According to the latest Federal Reserve report, total US household wealth dropped to $143.3 trillion in the third quarter of 2022. That’s a slight drop from $143.7 trillion in the previous quarter and $150.1 trillion at the end of 2021.
The Fed, which determines wealth by deducting total debt from total assets like savings and stocks, identified a drop in stock prices and a rise in inflation as contributing factors.
While investors recorded a $700 billion gain in their real estate worth, there was an opposite and unequal reaction as their stock portfolios lost $1.9 trillion in value. Losses in the stock market in 2022 accounted for almost all the $7 trillion in wealth lost by Americans this year.
Between June and September, the Fed hiked interest rates from 1.50% to a range of 3.00% – 3.25%. The Fed’s efforts to slow the economy and cool down the home price inflation have hit the housing market hard, which is vulnerable to changes in interest rates.

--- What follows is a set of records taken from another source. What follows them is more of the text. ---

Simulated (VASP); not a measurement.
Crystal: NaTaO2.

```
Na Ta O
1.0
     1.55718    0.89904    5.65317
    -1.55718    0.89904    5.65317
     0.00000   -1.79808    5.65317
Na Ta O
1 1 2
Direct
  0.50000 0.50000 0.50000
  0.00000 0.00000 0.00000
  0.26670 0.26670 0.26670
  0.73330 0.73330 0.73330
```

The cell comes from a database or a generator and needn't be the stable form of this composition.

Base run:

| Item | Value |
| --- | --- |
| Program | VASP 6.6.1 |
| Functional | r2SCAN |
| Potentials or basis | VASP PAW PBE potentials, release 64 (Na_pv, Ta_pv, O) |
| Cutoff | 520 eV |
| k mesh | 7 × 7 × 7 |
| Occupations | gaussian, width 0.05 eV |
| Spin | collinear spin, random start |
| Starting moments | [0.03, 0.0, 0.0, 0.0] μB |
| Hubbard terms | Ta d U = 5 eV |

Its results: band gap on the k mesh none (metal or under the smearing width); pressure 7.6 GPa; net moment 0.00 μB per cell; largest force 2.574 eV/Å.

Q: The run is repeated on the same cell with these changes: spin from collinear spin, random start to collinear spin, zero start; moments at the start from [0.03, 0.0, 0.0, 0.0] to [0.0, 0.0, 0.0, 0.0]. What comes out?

The Fed also reports that the total amount of cash held by households, which they calculated by adding up their savings accounts, checking accounts, and money market funds, remained relatively stable at approximately $18.4 trillion in the third quarter of 2022. Compared to its first-quarter high, that is a decline of over $134 billion.
Consumers saw a slight increase in their money market funds and current account but a decrease in their savings and time deposit accounts. The Fed needs people to cut back on spending to bring inflation down. So, what does all this mean for the housing market?
American households’ wealth is intrinsically linked to the property market’s health. A fall in household wealth could lead to severe impacts on the market.
The National Association of Realtors (NAR) reports that the annual sales rate of existing-home sales dropped to 4.4 million in October, down from over 6.5 million in January. That is the ninth consecutive month the market is experiencing a drop.
Potential homebuyers trying to save for a down payment on a house in today’s market will feel the strain even more if their net worth declines, fuelled by the expected rise in inflation and cost-of-living crises.
On the other hand, homeowners with more disposable income tend to look at the big picture when making significant purchases. In economically challenging times when their wealth dips, such as this, they usually delay purchasing homes to protect themselves against economic uncertainty.
Because of a decline in the number of potential buyers, builders naturally slow the development of new properties. That makes it more difficult to find a new home, leading to a rise in the price of the scarce product (buildings), which may be a deal breaker for potential buyers.
The construction of new homes often provides a glimpse into the housing market’s future. A glance at the latest data from the Census Bureau shows that the adjusted annualized rate of housing starts in the US fell 4.2% from the previous month to 1.425 million in October 2022.
That was lower than the 1.41 million predicted by the market. Starts on detached single-family homes decreased by 6.1% to 855K, while starts on multi-family dwellings decreased by 0.5% to 556K.
The Fed continues to increase interest rates to curb inflation, increasing the cost of borrowing, including mortgage loans for potential homeowners.
Mortgage payments can add hundreds of dollars to a household’s monthly budget for a 30-year mortgage loan, and most individuals are hesitant to make such a huge commitment when they see their net worth drop.
Households might delay their home purchase if mortgage interest rates continue to rise. Valuations firms also believe that getting loans may become more challenging as lenders’ perception of risk increases because of these uncertainties.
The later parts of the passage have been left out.